How to Defend the Faith Without Raising your Voice: Civil responses to Catholic hot-button issues
by Michael Kelly and Austen Ivereigh (Columba Press, €14.99)
A couple of generations ago, one could have safely assumed that most Irish people shared a set of common values. Even if one didn’t necessarily fully subscribe to the Catholic worldview, the culture was such that one would have to live under a rock to be unaware of what the Church taught about a range of issues, much less why.
The situation has now completely changed. Many of the core moral and doctrinal beliefs of Catholicism, and Christianity more generally are considered not simply wrong, but against common sense, and even sometime repugnant. Given that some of those who voted for same-sex marriage and abortion were practising Catholics, this is not just an issue affecting those who have walked away from the Church. It is an issue that represents a huge wake-up call and requires urgent attention.
Enter this book by Catholic journalists Austen Ivereigh and Michael Kelly (editor of this newspaper) – both of whom have spent many years explaining the teachings of the Church in the mainstream media and in public debates.
This is a modern approach to what we used to call apologetics, but it is much more than smart answers to common critiques of the Faith.

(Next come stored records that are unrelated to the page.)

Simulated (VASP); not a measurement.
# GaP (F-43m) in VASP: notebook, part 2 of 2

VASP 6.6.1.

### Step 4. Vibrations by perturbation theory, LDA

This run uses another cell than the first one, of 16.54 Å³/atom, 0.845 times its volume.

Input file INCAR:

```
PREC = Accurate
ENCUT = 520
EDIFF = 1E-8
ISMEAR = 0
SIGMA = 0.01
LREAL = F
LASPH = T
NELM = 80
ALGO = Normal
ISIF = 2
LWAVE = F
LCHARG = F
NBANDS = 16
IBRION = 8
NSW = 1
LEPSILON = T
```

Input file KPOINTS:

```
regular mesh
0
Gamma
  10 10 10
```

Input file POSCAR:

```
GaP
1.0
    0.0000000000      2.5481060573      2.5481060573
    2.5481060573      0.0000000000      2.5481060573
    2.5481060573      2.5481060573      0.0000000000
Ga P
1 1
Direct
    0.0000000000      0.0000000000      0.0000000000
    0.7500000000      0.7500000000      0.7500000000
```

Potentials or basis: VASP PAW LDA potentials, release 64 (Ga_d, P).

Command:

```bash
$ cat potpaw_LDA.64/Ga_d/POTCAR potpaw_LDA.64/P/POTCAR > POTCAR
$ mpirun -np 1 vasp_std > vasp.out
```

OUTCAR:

The book opens up with an explanation of the model which basically hinges on the desire to shed light rather than heat on controversial subjects such as the role of the Church in public life, homosexuality, abortion, contraception and the role of women in the Church.
In each case, the book looks for a positive value that motivates the critics of the Church. For example, on the issue of same-sex marriage it acknowledges that most supporters of the re-definition of marriage do so because they are motivated out of a deep-seated desire for what they see as equality.
However, Kelly and Ivereigh go on to demonstrate how this is misjudged and, in fact, sacrifices the rights of children in the pursuit of adult happiness.
The fact that each chapter starts with the common criticisms of the Church’s position arms the reader to be ready for the questions they will meet rather than working from abstracts.
The book does not try to defend the indefensible, not least the horrendous issue of clerical sexual abuse. The issue is dealt with sensitively while pointing to the huge strides that the Church has made in our part of the world at least to ensure that it is now a leader in the field of child safeguarding.
This book would be an excellent gift from any parent to a teenager or young adult who has walked away from the Faith. In the pages they will find robust challenges to the conventional messages they are hearing about the Church from contemporary culture.
Parish groups
In his foreword to the book, Primate of All-Ireland Archbishop Eamon Martin expresses the hope that parish groups will read How to Defend the Faith Without Raising your Voice together.
This is an excellent idea that priests and parish pastoral councils should take up. In politics, activists are often told “don’t get angry, get active”.
Every page of this book provides the tools people need to understand, appreciate and explain to others, the reasons for the Faith they have in them.
This is a ‘must-have’ handbook for anyone wishing to defend and explain some of the toughest and most controversial teachings of the Catholic Church.
Both writers have a wealth of experience themselves doing exactly this in some of the toughest media arenas, and it shows.
Buy this book and see how they do it.